According to a new book by serial entrepreneur and former race car driver Tom Panaggio, “The Risk Advantage: Embracing the Entrepreneur’s Unexpected Edge,” smart business owners embrace two essential risks to every opportunity—decision and change. First, they decide on a direction to jump, and then they make adjustments and innovations to keep going and growing.
 
In simple terms, the way you balance risk and opportunity is to look at both as two sides of the same coin. Obviously you are looking for the opportunity side to be bigger than the risk side. Great entrepreneurs have learned how to realistically assess and manage both sides of the coin in the following business opportunity and risk categories:
 
  1. Strategic. Visionary entrepreneurs tend to identify and map strategic new opportunities, rather than grow existing current ones, based on market insights emerging technology. The risks in new opportunities are usually not evident, so the challenge here is to reduce the probability that the assumed risks actually materialize and to improve the company’s ability to manage or contain the risk events, should they occur.
  2. Financial. Both risks and opportunities in this area can arise from many aspects of your startup, before and after product development. First you need to assess the risks and value of investor funding and carrying debt. Then you walk the delicate balance between burn rates, revenue flows versus expenses, investment in marketing, and employees.
  3. Operational. Once a business is operational, the opportunity can be maximized, and risk managed through best-of-breed processes, and a rules-based control model. Examples are the risks from employees’ unauthorized, illegal, unethical, or inappropriate actions and the risks from breakdowns in routine processes.

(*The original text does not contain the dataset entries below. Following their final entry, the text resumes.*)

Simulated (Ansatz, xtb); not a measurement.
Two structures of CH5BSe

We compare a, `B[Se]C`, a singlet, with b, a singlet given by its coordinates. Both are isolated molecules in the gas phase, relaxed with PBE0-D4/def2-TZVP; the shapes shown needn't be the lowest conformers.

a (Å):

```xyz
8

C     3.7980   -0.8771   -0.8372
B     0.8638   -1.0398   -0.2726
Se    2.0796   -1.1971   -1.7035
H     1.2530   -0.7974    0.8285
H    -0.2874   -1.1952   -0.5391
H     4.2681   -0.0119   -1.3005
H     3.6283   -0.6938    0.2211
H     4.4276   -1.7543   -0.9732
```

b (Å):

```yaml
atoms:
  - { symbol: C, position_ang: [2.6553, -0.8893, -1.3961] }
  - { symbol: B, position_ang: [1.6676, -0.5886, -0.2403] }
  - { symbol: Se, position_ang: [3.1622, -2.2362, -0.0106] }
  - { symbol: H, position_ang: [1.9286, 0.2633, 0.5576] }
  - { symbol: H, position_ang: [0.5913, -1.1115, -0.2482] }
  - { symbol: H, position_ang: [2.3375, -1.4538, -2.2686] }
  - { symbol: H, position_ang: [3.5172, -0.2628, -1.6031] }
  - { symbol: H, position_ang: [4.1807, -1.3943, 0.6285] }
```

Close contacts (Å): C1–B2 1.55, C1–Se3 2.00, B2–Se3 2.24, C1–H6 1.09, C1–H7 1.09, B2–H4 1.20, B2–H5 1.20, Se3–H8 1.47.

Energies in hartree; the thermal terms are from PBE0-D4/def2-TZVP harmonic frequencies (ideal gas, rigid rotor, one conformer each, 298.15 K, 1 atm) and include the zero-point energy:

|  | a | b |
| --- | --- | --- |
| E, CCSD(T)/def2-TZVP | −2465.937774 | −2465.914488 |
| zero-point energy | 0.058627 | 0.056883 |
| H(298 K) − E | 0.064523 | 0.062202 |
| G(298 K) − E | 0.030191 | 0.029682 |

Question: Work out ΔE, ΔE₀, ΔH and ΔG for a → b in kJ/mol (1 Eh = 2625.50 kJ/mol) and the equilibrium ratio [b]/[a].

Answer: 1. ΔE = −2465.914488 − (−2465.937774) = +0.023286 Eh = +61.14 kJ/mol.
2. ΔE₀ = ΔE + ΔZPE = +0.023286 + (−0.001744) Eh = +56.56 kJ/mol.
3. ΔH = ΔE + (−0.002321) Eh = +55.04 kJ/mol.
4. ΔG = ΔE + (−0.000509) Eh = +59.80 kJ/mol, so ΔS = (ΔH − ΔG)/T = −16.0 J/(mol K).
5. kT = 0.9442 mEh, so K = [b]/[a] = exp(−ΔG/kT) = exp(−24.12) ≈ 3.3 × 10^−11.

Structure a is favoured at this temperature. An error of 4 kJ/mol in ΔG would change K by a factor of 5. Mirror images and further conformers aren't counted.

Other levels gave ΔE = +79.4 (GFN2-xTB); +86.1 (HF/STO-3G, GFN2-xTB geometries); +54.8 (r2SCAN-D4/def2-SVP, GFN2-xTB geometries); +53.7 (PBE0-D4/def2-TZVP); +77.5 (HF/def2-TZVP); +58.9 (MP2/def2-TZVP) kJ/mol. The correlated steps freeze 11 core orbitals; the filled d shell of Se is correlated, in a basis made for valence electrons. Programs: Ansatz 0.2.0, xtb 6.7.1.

  4. Growth. The way you scale your business is a huge balancing act between risk and opportunity. You can grow organically, or stretch out with big capital investments for volume and reach. Grow too fast, and risk quality and delivery ability, or go slowly only to be overtaken by your competitors or a new technology. Find the balance.
 
For entrepreneurs, both Panaggio and I agree that the first step is adopting a winner’s mindset, and not become a prisoner of hope. When entrepreneurs become prisoners of hope, they look for others to solve their problem. After that, the key is to embrace risk, rather than fight it, which gives you the real advantage:
 
  • Embrace the risk of failure. Every entrepreneur must realize that failure is not defeat, but a signal that it is necessary to invoke the two essential risks: decide that change is necessary, and change. Every investor believes that entrepreneurs learn more from failures than from successes. Short-term failures lead to long-term successes.
  • Embrace the risk of proactive marketing. Marketing is fraught with risk, but playing it safe or no marketing is the ultimate risk. Proactive marketing is a marketing strategy that focuses on one objective—to generate customers now. Look at marketing as an investment, not an expense. Risk being known for who you are, as well as what you sell.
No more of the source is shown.